It's clear to see the Pacers have seen it all
The problem with playing a team such as the Indiana Pacers is there are no troubles they haven't seen, no situation they haven't been in, and no team that fazes them, least of all a screwball group such as our lovably flawed Boston Celtics.
"With two minutes left," said Scot Pollard, "I went into the huddle and said, `Guys, they cannot beat us in a close game.' I had confidence we'd make the big plays down the stretch."
I know what you're thinking: Easy for him to say, now that the 90-85 Indiana Game 5 victory is in the books.
But it truly is easy for him to say because, like a great many of the Pacers, he has been involved in countless meaningful games. He knows what separates the men from the boys in playoff basketball, and he had seen nothing in the first four games to convince him that the Celtics had what it takes to defeat a seasoned team such as his in the last two minutes of a game in which his squad was already in possession of the lead.
Granted, neither Scot Pollard, nor anyone else, has ever seen a series that has unfolded quite like this one, in which the Celtics have twice followed up blowouts by losing the next game at home.
"Crazy, man," agreed one Larry Bird.
But even if the details are new, the concept is not. Once you've been around a while, you learn the essential dynamics of playoff basketball. You come to understand that momentum is a laughable concept. In baseball, they say momentum is only as good as the next day's starting pitcher. In this sport, momentum is, well, what exactly?
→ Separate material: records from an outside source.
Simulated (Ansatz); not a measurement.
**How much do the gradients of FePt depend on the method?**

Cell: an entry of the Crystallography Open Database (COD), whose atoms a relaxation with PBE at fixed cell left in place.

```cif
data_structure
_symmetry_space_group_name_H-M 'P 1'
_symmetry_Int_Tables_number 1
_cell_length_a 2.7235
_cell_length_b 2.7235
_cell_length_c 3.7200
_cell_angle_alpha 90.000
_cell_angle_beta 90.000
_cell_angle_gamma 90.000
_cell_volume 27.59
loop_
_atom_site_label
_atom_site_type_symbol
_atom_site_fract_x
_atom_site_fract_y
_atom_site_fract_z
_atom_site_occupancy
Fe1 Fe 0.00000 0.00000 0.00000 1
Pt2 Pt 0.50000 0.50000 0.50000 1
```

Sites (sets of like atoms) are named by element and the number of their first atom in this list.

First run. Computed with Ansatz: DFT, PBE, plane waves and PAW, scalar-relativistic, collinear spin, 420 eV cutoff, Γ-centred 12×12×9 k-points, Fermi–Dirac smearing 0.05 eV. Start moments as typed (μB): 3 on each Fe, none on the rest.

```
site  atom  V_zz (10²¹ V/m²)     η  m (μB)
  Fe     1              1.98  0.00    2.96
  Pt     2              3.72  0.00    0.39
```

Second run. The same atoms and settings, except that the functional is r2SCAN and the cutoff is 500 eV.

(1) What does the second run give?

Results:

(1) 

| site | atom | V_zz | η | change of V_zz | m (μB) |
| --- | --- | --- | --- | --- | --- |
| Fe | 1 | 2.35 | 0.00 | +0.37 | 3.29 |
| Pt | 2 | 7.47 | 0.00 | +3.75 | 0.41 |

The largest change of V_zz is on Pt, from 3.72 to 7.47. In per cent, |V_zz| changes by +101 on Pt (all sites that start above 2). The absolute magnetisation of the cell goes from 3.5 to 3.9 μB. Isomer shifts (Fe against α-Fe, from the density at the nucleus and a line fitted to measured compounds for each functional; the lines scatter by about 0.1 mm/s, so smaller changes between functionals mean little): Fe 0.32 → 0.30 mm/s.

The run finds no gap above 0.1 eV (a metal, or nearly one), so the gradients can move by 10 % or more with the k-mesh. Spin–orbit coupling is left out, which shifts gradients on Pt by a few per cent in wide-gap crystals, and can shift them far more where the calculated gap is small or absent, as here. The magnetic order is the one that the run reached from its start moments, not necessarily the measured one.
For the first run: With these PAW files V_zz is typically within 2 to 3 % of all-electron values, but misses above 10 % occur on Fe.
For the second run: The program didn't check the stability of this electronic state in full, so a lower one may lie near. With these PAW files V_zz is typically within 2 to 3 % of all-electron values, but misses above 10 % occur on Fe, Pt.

How many times must we see that when Team A wins by a whopping margin that the carryover effect is almost always nil, unless, of course, it's a series-clinching game, in which case the momentum is final? But if it's anything other than a series-clinching game, it really doesn't matter if you lose by 50 or by 1. An L is an L, and you've just got to turn the page and move on.
And we have just the right Old Guy to drive home the point. Say hello to Reggie Miller, who has been involved in a series or two.
"After Game 1 [a 102-82 Boston triumph in which the Celtics led by as many as 37], I said, `You can't get too high or too low,' " Miller explained. "After Games 2 and 3 [the Pacers winning by 3 and 23, respectively], I said you've got to keep an even keel. After Game 4, when we lose by 30, the same is in effect as in Game 1. You can't get too high if you're them or too low if you're us. Now I'm sure the same is in effect after this."
The Pacers understand why they've lost and why they've won. Indiana knows that when the Celtics find a way to get out on the open floor, they have usually enjoyed success. The Pacers also know that when they've kept the Celtics from doing that, the Green and White have struggled.
What's interesting about this series, and what stamps it as somewhat original, is the fact that for most of the action one team or the other has imposed its will on the other for an entire evening.
"I'm not sure I've ever seen anything like it," said Pollard, whose back-to-back, second-quarter jumpers ignited his team. "One team gets ahead, and just stays there. I may be wrong, but I don't think there have been many lead changes."
Such was the case last evening. Boston's only lead was 4-2.
It's basically about tempo, although Celtics coach Doc Rivers did point out that what really aggravated him last night was that his team really did get out on the open floor a sufficient number of times to do some damage, only to self-destruct in the process. "Of our 22 turnovers, I'll bet 16 were on the open floor," he observed. That figure may be a tad hyperbolic, but there is no doubt that the Celtics were not exactly the '86 Celtics in the finishing department last evening.
But they did find a way to chop a 15-point third-quarter deficit (67-52) to 2, at 77-75 with 5:01 left. But the record will show they never got closer.
That's because Indiana made more big plays at both ends, culminating in a big-time, left-wing 3-pointer by Stephen Jackson, the loquacious forward. With Antoine Walker serving as an extra piece of clothing, Jackson found a way to sink a rather magnificent shot at a very big moment, the Pacers leading, 82-80, at the time.
" 'Toine couldn`t have played any better defense," declared Jackson. "It wasn't one of my normal, confident shots. Thank God it went in."
After that, it was a matter of making sure the Celtics didn't score, and that's something the Pacers were sure they could do.
"Those guys are talented," said Jermaine O'Neal, "but we're a little more experienced. Our defense gives us an opportunity to win every night."
Back to Mr. Pollard. "They rely on their athletic ability," he said. "If the shots go in, fine, but they weren't getting open looks."
The fact is Boston's possessions in the final two minutes were dreadful. One was uglier than the next. After a Paul Pierce banked runner had created that 82-80 situation with 3:06 left, the Celtics didn't score another basket until a meaningless layup by Marcus Banks with 28.6 seconds left, the horse having long since departed the barn for parts unknown.
Rivers talked about his team needing to trust itself, and how there still is time for that development to occur. The Pacers made reference to the fact that many of them have been to either the NBA Finals or conference finals, and that the one thing they've learned for sure is that defense is what gets you there. Having already learned the truth about offense, they just kind of let that take care of itself.
OK, so what if the Celtics find a way to win tomorrow night? Does that mean the Pacers will be worried about a Game 7 back here on Saturday?
Get real. It will be just another big game for a team that truly understands what the NBA playoffs are all about.